In part one, we shared some of the effective ways to build a content strategy that encompasses your blog, social media profiles, and email newsletters. This week we’re going to take it to the next level. The goal of your content should be to generate leads for your insurance agency. How do you use content to achieve this? Here are some effective insurance marketing tips:
Tip #1. Provide an Incentive to Fill Out the Form. Few tactics work better than actually providing an incentive to fill out your lead gen form. This incentive can come from any number of places. Perhaps you turn it into a fundraising effort. Pick a local nonprofit and say you’ll donate $5 for every person who’s interested in insurance and fills out a form to get a free quote on your site. It’s important to use blogging to get the message out and then to drive traffic to the blog post through email blasts and social media channels such as Facebook, Twitter, and LinkedIn.
Tip #2. Create a Whitepaper with a Landing Page. If you really want to get more leads from your site, consider creating a valuable whitepaper that would be of interest to your prospects. Next, create a landing page that contains a lead gen form that visitors would need to fill out in order to access the whitepaper. When you blog about the whitepaper or link to the whitepaper through social media channels or email, you’ll link to the landing page. When thinking about whitepaper topics, ask yourself: What are the most common questions our customers ask about insurance? Or consider writing about the top five ways to save money when buying insurance.

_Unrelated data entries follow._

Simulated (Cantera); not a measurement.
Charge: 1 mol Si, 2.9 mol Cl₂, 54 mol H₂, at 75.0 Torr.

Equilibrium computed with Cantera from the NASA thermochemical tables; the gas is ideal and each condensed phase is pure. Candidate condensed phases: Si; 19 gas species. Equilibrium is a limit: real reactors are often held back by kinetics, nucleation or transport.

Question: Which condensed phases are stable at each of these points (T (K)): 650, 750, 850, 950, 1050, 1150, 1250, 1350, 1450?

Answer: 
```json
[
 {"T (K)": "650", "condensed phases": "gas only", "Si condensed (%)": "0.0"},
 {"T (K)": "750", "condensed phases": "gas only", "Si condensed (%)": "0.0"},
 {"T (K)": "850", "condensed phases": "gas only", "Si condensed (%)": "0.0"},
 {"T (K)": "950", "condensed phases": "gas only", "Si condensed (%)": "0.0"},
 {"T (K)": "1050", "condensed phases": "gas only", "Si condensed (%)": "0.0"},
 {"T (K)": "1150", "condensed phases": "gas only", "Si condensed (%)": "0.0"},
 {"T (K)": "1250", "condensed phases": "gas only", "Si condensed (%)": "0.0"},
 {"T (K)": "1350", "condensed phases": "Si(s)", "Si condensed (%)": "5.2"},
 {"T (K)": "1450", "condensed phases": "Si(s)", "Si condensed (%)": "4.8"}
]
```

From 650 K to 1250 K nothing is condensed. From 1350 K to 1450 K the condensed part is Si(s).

Tip #3. Drive Traffic to your Blog. What good is all that content without visitors who are actually reading it? Make sure you link to each blog post through Facebook, Twitter, LinkedIn, Google+, etc. Also, consider bookmarking your blog posts on StumpleUpon, Reddit, Digg, Delicious, and Blink List.
The last thing you need to do is make sure you measure the effectiveness of your content strategy. Look at engagement metrics such as entrances, page views, bounce rate, and average time on page. But don’t skimp over looking at goal completions and traffic sources as well, to get a good take on what’s working.